Senate set to debate tax plan compromise
December 13th, 2010
06:50 AM ET

Senate set to debate tax plan compromise

By CNN Wire Staff

WASHINGTON (CNN) – Senators are expected to open debate on the tax compromise reached by President Barack Obama and Republicans Monday, but House Democrats will likely try to change the deal, one of their leaders said.

Rep. Chris Van Hollen of Maryland, who heads the Democratic Congressional Campaign Committee, told reporters that the package will get a vote in the House despite a threat by House Democrats last week to prevent it from reaching the floor.

"What form the bill comes to the floor in is something that's under
discussion and debate," Van Hollen said, later adding that the House "will have an opportunity to work its will, but there will be, as I say, discussions as to the form it takes when it arrives for that vote."

The Senate will consider the tax package first. On Thursday, Senate
Majority Leader Harry Reid, D-Nevada, released the first version of legislation to implement the negotiated deal and said the first vote on it, a procedural one to open debate, would occur Monday.

On Sunday, White House senior adviser David Axelrod ruled out any major changes to the tax package, telling CNN's "State of the Union" that it was time to move forward on a compromise that includes elements distasteful to each side.

"I think the Senate is going to take this bill up tomorrow, and we
believe that when it comes back to the House, that we will get a vote, and that we'll prevail there, because at the end of the day, no one wants to see taxes go up on 150 million Americans on January 1st," he said.

Van Hollen said the main concern of House Democrats is an estate tax
provision they believe is beneficial to the wealthy.
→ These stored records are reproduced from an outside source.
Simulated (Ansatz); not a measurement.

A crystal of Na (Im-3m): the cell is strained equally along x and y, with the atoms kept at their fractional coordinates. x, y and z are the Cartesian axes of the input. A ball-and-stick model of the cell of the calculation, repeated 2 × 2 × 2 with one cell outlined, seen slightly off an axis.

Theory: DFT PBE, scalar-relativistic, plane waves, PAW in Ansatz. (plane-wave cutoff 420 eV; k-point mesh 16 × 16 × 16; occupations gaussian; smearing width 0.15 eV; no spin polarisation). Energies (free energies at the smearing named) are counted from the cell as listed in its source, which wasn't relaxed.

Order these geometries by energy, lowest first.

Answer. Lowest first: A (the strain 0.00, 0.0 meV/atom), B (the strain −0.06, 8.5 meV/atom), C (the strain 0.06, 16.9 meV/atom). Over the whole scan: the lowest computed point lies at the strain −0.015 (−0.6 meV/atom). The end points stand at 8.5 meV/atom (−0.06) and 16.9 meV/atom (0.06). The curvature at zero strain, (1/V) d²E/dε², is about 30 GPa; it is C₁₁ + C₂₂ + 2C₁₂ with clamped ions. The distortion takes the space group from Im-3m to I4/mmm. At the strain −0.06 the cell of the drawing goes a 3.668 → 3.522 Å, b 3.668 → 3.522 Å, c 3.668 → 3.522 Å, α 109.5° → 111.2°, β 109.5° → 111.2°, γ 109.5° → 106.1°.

Two other House Democrats, Rep. Jim McDermott of Washington and Rep. Elijah Cummings of Maryland, agreed on CNN's "State of the Union" that the House would take up the package, even though some Democrats would vote against it.

The remarks showed a softening in the sometimes vitriolic Democratic
opposition so far to the tax and benefits package that Obama announced last week.

At a closed meeting Thursday where members shouted "just say no," House Democrats decided against even considering the deal, raising questions about Obama's influence in his own party and whether any agreement with Republicans could win congressional approval in the current lame-duck session.

The tax cuts are set to expire at the end of the year, which means Obama and Democrats face a fast-approaching deadline to reach a deal or see tax bills increase for everyone.

With Republicans winning control of the House and diminishing the
Democratic majority in the Senate in the new Congress that convenes in January, Obama and his top aides argue that a deal must be cut and delivered now.

House Democrats initially opposed the package because it includes a
two-year extension of lower Bush-era tax rates for everyone, including
millionaires. They support the stance Obama has championed for years - extending the current lower tax rates only for those earning up to $200,000 a year, or families earning $250,000, while letting rates for higher incomes return to 1990s levels.

However, Senate Republicans have refused to accept any difference in tax treatment for the wealthy, demanding that all current rates be extended. Last week, they blocked Democratic measures in the Senate to limit the extended tax cuts to income levels below $1 million a year.

At the same time, some conservatives are challenging the plan over the deficit hit.

Still, Sen. Dick Durbin of Illinois, the chamber's No. 2 Democratic
leader, told CNN that Senate Minority Leader Mitch McConnell, R-Kentucky, had guaranteed that his caucus would permit the bill to come before the chamber.

"We will need Republican support to pass it" because of opposition by
some Democrats, Durbin noted, adding that McConnell "has promised" the support would be there.